The first set of supplemental briefs in Zubik v. Burwell is in. The government seems willing to accept a modified version of the Court’s proposed compromise—if it means that the Court will halt the neverending legal challenges to the contraceptive-coverage regulations. The religious objectors, however, merely purport to accept the Court’s proposal; in practice, they are standing by their insistance that affected women should be forced to seek and obtain second-class, contraception-only policies that will sever their reproductive care from the rest of their healthcare. And they reserve the right to use the political process to oppose the creation of even those second-class plans.
Recall that the Court proposed a modified version of the government’s accommodation. The Court proposed that rather than provide separate written notice in order to become exempt from the coverage regulations, objectors coud simply “inform their insurance company that they do not want their health plan to include contraceptive coverage of the type to which they object on religious grounds”; at that point, and as contemplated by the existing accommodation, the insurance companies “would separately notify petitioners’ employees that the insurance company will provide cost-free contraceptive coverage, and that such coverage is not paid for by petitioners and is not provided through petitioners’ health plan.” (If you want more detail, here’s my earlier coverage of the Court’s order.)
In response, the government states that the Court’s proposal is not ideal, and would be more costly, but might work—at least in the context of objectors with third-party insurance companies. With respect to objectors who self-insure (and rely on third-party administrators), however, the current accommodation remains necessary given the requirements of ERISA. The government adds that self-insured objectors are always free to switch to traditional insured plans, and alternatively invites the Court to enjoin application of certain ERISA requirements to the extent that those requirements would prevent the Court’s proposal from working for self-insured objectors.
Recognizing that the objectors continue to refuse to take yes for an answer, the government also stresses the need for a definitive resolution of these cases: “A decision requiring a modification to the accommodation while leaving open the possibility that even the arrangement as so modified might itself be deemed insufficient would lead to years of additional litigation, during which tens of thousands of women would likely continue to be denied the coverage to which they are legally entitled.” Enough of this limbo, says the government.
While the government signals that it can live with the Court’s proposal, the objectors double-down on requiring inferior, contraception-only plans that—even if they existed—would impose serious burdens on affected women.
First, even with respect to those covered by third-party insurance companies, the objectors are willing to agree only to contraceptive coverage “provided through a separate policy, with a separate enrollment process, a separate insurance card, and a separate payment source, and offered to individuals through a separate communication.” It’s unclear what they contemplate in practice. But as The Economist points out, “the insurer will have to segregate the contraceptive coverage all the way down the line. That means separate ID cards and separate accounts, along with, probably, a separate pool of participating doctors. Not just separate. Truly separate.”

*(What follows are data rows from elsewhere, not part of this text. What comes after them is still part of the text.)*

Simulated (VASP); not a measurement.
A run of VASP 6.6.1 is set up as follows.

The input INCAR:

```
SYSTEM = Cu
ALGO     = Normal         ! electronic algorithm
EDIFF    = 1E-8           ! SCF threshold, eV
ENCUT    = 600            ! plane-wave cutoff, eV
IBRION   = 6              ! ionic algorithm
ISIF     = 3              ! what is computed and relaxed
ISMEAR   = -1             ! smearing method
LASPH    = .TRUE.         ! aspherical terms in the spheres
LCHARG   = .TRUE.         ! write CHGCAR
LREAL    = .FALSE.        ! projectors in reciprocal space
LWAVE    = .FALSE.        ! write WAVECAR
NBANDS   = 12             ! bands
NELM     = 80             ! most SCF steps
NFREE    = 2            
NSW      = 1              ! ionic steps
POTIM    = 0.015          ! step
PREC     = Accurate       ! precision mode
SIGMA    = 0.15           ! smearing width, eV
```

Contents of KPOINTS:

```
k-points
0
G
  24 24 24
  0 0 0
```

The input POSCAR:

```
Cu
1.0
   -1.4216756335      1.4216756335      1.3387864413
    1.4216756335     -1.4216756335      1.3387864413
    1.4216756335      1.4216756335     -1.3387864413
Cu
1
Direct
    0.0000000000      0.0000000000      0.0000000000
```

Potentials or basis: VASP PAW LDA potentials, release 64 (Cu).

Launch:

But in any event, that only goes for insured plans. For self-insured objectors, the brief says, “among the many less restrictive alternatives available to the government is to require or incentivize commerical insurance companies to make separate contraceptive coverage plans (of the kind contemplated by the Court’s order for petitioners with insured plans) available to the employees of petitioners that self-insure or use self-insured church plans.” These mythical contraception-only plans do not exist; even if they did, they would create significant obstacles for women—severing their reproductive care from the rest of their healthcare and resuming the very second-class status that the Affordable Care Act was designed to prevent.
Finally, the objectors reserve the right to use the political process to prevent the government from creating even these inferior alternatives:
To be clear, that is not to say that petitioners endorse such an approach as a policy matter. Many of them emphatically do not, as they sincerely believe that the use of some or all forms of contraception is immoral, and they are hardly indifferent to efforts to encourage or facilitate that use.
What does that mean in practice?
For that reason, petitioners may disagree as a policy matter with government programs, such as Title X, that make contraceptives or abortifacients more widely available to their own employees or anyone else. And petitioners certainly have the right, protected by the First Amendment, to make that disagreement known.
In short, while the objectors claim to accept the Court’s proposal, their true message is clear: We insist that you create a new, second-class program for women who need access to contraception, and we may well fight to prevent you from doing even that. Although some commentators viewed it differently, this wolf comes thinly veiled indeed.
Greg Lipper (@theglipper) is Senior Litigation Counsel at Americans United for Separation of Church and State.
I’m sorry. I don’t understand Your reasoning. You seem to have either carelessly or willfully overlooked this keep passage on the very first page of the brief to which *You* link: “Moreover, so long as the coverage provided through these alternatives is truly independent of petitioners and their plans—i.e., provided through a separate policy, with a separate enrollment process, a separate insurance card, and a separate payment source, and offered to individuals through a separate communication—petitioners’ RFRA objections would be fully addressed.”
The core fundamental problem with all of this is that all RFRA laws are unconstitutional, for any number of reasons. But the government is always the defendant in RFRA suits, and the government never argues that its own laws are unconstitutional.
If the Court creates any kind of second-class situation for a woman, she’ll be the one with the legal right to argue that this RFRA accommodation is an unconstitutional violation of her First Amendment (and/or Equal Protection) rights.
Hopefully Americans United for Separation of Church and State will have her back, all the way up the legal ladder to the Supreme Court again.